Arithmetic Logic Units Design
To support a diverse set of non-GEMM layers, We instead leverage the feasibility of implementing complex non-GEMM layers with a set of simple primitive operations. For instance, GeLU operator can be implemented using five multiplications, three additions, a sign, an absolute, and a minimum operations. We consider a union set of these primitives that is comprehensive enough to support a wide range of non-GEMM layers.
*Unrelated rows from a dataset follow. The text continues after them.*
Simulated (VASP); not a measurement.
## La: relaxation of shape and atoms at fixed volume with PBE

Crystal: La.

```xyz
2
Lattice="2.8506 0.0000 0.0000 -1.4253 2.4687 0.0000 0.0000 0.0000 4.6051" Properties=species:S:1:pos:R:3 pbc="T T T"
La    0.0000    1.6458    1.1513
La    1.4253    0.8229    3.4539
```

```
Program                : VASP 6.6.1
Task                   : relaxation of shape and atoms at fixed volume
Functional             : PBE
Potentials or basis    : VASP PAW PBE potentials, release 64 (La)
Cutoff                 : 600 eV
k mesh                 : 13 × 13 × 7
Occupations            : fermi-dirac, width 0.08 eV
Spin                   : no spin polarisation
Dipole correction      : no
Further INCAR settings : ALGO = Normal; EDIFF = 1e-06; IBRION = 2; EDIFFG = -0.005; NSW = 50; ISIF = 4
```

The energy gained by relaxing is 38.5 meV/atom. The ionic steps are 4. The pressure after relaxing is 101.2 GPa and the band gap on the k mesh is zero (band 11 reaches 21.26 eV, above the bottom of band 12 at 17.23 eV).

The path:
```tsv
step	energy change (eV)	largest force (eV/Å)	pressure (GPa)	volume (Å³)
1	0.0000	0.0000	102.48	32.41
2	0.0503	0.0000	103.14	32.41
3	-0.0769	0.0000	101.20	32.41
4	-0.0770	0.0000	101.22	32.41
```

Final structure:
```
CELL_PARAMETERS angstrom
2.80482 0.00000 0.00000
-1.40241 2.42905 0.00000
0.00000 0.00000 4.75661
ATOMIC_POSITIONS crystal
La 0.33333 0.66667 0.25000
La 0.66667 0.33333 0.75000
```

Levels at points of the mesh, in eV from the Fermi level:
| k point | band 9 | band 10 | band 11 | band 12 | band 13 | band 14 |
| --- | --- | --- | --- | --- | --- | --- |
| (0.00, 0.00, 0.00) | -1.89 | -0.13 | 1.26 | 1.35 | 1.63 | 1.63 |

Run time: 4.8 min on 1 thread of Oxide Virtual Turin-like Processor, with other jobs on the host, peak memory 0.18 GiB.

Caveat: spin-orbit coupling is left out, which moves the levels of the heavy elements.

Tandem Processor Coordination, Synchronization, and Overall Execution Flow
We use tile (sub-tensor) granularity for software pipelining to facilitate execution overlap between GEMM and non-GEMM units. To enable tile-based coordination, enable a fluid ownership of the GEMM unit’s Output BUF for Tandem Processor, obviating redundant data communications. After the GEMM unit completes storing the intermediate data in the Output BUF, Tandem Processor takes the ownership of the buffer and directly executes its computations on the stored data. We leverage the compiler to weave a set of synchronization instructions between GEMM and non-GEMM instructions. These synchronization instructions realize the following objectives: (1) They identify the code regions for GEMM unit and Tandem Processor, facilitating the instruction dispatch. (2) They define the flow of execution between GEMM and non-GEMM units. (3) They govern the handshaking mechanism between the acceleration units.
ISA
Tandem Prcoessor and systolic array are fully programmable through the ISA available here. The ISA is consist of the serval class which is discribed in detail below.
Tandem Processor ISA
Configuration Instructions
This class includes two opcodes. The ITERATOR_CONFIG opcode is used with three functions (func bits): (1) BASE_ADDR to fill the Iterator Tables with the base addresses for the scratchpads, (2) STRIDE to fill the Iterator Tables with strides for the scratchpad address calculation, and (3) IMM BUF to fill the immediate buffer with the immediate values needed for non-GEMM operations. The ns id and iter idx fields identify the target namespace and the index to its corresponding Iterator Table. Also, this instruction is used to set the immediate values in IMM BUF. Another opcode is DATATYPE_CONFIG, which is used for datatype casting.
Compute Instructions
Opcode ALU is defined with various func bits to support Add, Sub, Mul, MACC, Div, Max, Min, Shift, Not, AND, OR operations on src1 and/or src2 operands. Additionally, this opcode supports MOVE/COND_MOVE instructions for scatter/gather operations. Opcode CALCULUS consists of mathematical operations such as absolute value and sign. Opcode COMPARISON supports logical comparisons. The operands (src1/src2/dst) for each instruction are specified by using a 3-bit ns id to locate the buffer, and a 5-bit iter idx corresponding to the stride and offset.
Loop Instructions
This class is used with the LOOP opcode to configure the Code Repeater. This opcode is used with SET_ITER function bits to specify the iterations for each loop identified by loop id. The SET_NUM_INST function is used to identify the number of instructions in the loop body. To cope with the customized on-chip memory accesses for each loop dimension, the SET_INDEX function is used, while the rest of the instruction bits are used to set the associated ⟨ns ID, iter idx⟩ for the three operands (similar to compute instructions). The loop instructions are designed to support arbitrary levels of nesting (up to eight, each of which is identified by loop id field) needed by non-GEMM operators.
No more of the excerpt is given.